The Wolf and the Watchman

by Niklas Natt Och Dag


Reviewed by Margaret Tomlinson

Set in late eighteenth-century Sweden, The Wolf and the Watchman is a tale of brutality, survival and hope.

Mickel Cardell, a night watchman who lost his left arm in a disastrous naval battle, has a sense of honor, a quick temper, and a wooden replacement arm both useful and dangerous in a fight. Cecil Winge is a lawyer with a sharp mind and a history of being helpful to the police. He is dying of consumption and has a sense of honor. The characteristic the two men share is not in ample supply in the Stockholm of their time, but it's the main reason they find themselves reluctantly working together to find and bring to justice the killer of a man whose partially decomposed body, missing arms, legs, tongue and eyes, Cardell fishes out of a lake.

What is justice? readers will wonder along the way, as a parade of evildoers prove to have been as much victims as victimizers. An uncertain national government in the year after King Gustav III's assassination does not help matters. Winge is under pressure to find the murderer quickly and discreetly, because the head of the police expects to be replaced shortly by an official more keen to enforce censorship regulations than to catch killers.
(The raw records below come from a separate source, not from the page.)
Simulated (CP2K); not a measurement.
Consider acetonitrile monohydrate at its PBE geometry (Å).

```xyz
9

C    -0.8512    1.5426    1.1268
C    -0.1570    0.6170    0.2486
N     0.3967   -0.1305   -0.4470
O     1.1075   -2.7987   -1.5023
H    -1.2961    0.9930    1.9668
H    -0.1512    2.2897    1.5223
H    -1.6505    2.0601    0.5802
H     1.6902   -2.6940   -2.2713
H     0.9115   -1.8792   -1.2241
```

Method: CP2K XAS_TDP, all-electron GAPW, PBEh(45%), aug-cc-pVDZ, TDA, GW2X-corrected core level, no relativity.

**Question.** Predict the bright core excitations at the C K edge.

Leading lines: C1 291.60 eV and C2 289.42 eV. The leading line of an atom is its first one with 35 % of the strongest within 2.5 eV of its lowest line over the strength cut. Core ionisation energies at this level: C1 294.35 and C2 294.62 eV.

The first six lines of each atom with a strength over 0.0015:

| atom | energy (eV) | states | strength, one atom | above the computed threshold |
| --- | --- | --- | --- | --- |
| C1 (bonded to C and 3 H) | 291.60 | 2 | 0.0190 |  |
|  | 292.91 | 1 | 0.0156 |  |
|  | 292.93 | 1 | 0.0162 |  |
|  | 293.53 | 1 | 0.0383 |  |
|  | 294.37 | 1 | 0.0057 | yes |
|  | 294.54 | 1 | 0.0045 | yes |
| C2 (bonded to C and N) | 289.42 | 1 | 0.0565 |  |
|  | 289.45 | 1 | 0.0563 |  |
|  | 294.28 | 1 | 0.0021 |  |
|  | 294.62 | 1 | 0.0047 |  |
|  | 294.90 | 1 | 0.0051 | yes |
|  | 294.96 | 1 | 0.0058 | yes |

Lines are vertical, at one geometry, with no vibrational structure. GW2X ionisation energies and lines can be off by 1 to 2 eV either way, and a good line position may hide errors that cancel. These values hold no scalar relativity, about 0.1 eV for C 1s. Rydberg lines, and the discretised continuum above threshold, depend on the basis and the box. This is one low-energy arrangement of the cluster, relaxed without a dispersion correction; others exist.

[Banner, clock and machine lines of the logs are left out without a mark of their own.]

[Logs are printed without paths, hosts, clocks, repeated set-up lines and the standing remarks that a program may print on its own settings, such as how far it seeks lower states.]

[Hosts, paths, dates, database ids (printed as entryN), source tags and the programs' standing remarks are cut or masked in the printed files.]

Several women are keys to solving the crime, and the novel moves backward to tell their stories, as well as others. Especially sympathetic is Anna Stina Knapp, a young women who clings determinedly to every shred of hope she can muster in a system as unjust and sadistic as the murderer Cardell and Winge are hunting. Readers with the stomach to immerse themselves in a cruel and violent setting will find The Wolf and the Watchman a gripping novel with enough surprises and sudden reverses to keep them glued to the pages. (2017 in the original Swedish, English translation 2019; 373 pages)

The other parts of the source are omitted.